Mitt's for-profit school mess

Romney's plan to fix higher education is a handout to shoddy career schools and a giant step backward

Published May 29, 2012 6:48PM (EDT)

Mitt Romney    (AP)
Mitt Romney (AP)

Sometimes it is almost too insultingly easy to connect the dots.

Last week, Mitt Romney blasted Barack Obama's record on education in a high-profile speech and white paper. The critique ranged from kindergarten to grad school, but let's pick out one issue that we've been following at Salon for some time. On the specific topic of for-profit schools of higher education -- notorious both for saddling students with high levels of debt and for their abysmal graduation rates -- Romney promises to repeal Obama's "ill-advised" regulations targeting the sector.

The for-profit school industry gives Mitt Romney a lot of money. One of Romney's top education advisors is William D. Hansen, who has lobbied extensively for for-profit schools. As deputy secretary of education under George W. Bush, Hansen is well known in the higher education community for issuing a directive promising that the Bush administration would relax the enforcement of rules meant to crack down on student enrollment recruiting abuses at for-profit schools.

That's right: A man directly responsible for unleashing a decade of egregious misbehavior at for-profit colleges is now advising Mitt Romney on his plans to repeal new rules intended to clean up the mess.

The biggest for-profit schools generate 80 to 90 percent of their revenue from federally guaranteed student loans. Only one out of every ten American college students attends a for-profit institution, but these students account for a quarter of all student debt and almost half of all student loan dollars in default. There's no sugar-coating it: The booming for-profit industry is one of the worst possible examples of the "free market" in action that one can find in the entire U.S. educational sector. For-profits charge higher tuition rates than their public school competitors, graduation rates are lower, and the entire business would not exist without massive government subsidization in the form of cheap student loans.
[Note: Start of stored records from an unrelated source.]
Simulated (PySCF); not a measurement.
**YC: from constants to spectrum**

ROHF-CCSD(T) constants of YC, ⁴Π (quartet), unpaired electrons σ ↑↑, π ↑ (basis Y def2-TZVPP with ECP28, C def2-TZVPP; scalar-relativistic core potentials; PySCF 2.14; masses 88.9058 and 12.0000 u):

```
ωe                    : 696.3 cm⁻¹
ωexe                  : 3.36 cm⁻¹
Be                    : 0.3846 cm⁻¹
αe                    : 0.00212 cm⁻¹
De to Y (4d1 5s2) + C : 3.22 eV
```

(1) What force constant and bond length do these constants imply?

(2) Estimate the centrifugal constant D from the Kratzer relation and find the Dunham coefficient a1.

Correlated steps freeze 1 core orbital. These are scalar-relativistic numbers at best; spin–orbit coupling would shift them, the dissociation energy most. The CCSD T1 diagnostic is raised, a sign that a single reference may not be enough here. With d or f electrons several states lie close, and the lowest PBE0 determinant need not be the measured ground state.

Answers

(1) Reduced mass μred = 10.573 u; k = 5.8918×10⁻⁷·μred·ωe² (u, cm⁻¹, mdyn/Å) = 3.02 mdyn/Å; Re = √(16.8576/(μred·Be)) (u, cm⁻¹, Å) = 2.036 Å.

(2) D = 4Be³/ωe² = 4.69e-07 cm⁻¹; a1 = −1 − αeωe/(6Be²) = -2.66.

Last June, in an effort to address this clear market failure, the Obama administration released a new set of rules designed to tighten eligibility for student aid. Going forward, the new rules will require that most for-profit programs prove they are preparing "students for gainful employment in a recognized occupation."

The "gainful employment" rules have three parts: At least 35 percent of former students must be actively repaying their loans, and their loan payments must not exceed 30 percent of their discretionary income, or 12 percent of their total earnings. Schools will also be required to make public information on program costs, debt-to-earnings ratios and loan repayment rates, so prospective students will be able to properly judge the quality of the programs so desperate to enroll them. If a school failed to meet these criteria three times in a period of four years, it would no longer be eligible for federal student aid programs.

But according to Mitt Romney's newly released white paper on education, the "gainful employment" rules are "confusing and unnecessary regulations that primarily serve to drive costs higher" and that have "made it even harder for some providers to operate while distorting their incentives." So he is pledging to get rid of them.

Yes, it will cost more money to document just how well a "career school" is doing in preparing students to actually embark on a career that pays well enough to pay down the debt accumulated while attending that school. But when your entire business model is based on signing up as many students as possible, nearly all of whom pay their tuition with government loans, some might argue that perhaps it would be a worthy goal to pay a little more attention to whether those students are actually getting educations. And to argue that the new rules distort incentives is baffling. The current incentive structure encourages schools to emphasize high enrollment and profit. That's what Obama is trying to fix.

Neither Mitt Romney's speech nor his white paper mention any of the problems exhibited by the for-profit sector. Maybe that's to be expected when your top advisor has worked as a lobbyist for the Apollo Group, which owns the University of Phoenix, and when that advisor's main claim to fame during his stint in the Bush administration was letting for-profit schools know that the government would look the other way as enrollment was boosted by any means necessary. And of course, philosophically speaking, it's not surprising that a firm believer in private enterprise would have a vision of a higher-education future in which competition in the for-profit sector would deliver innovative new models that offer high-quality instruction for low cost.

Except, that's not the way it works now. The for-profit college sector delivers low-quality education at a high cost, precisely because it is unregulated and unaccountable and has been assured an unlimited supply of student loan dollars. Repealing rules aimed at addressing that disaster won't fix the problem -- it will just make it worse.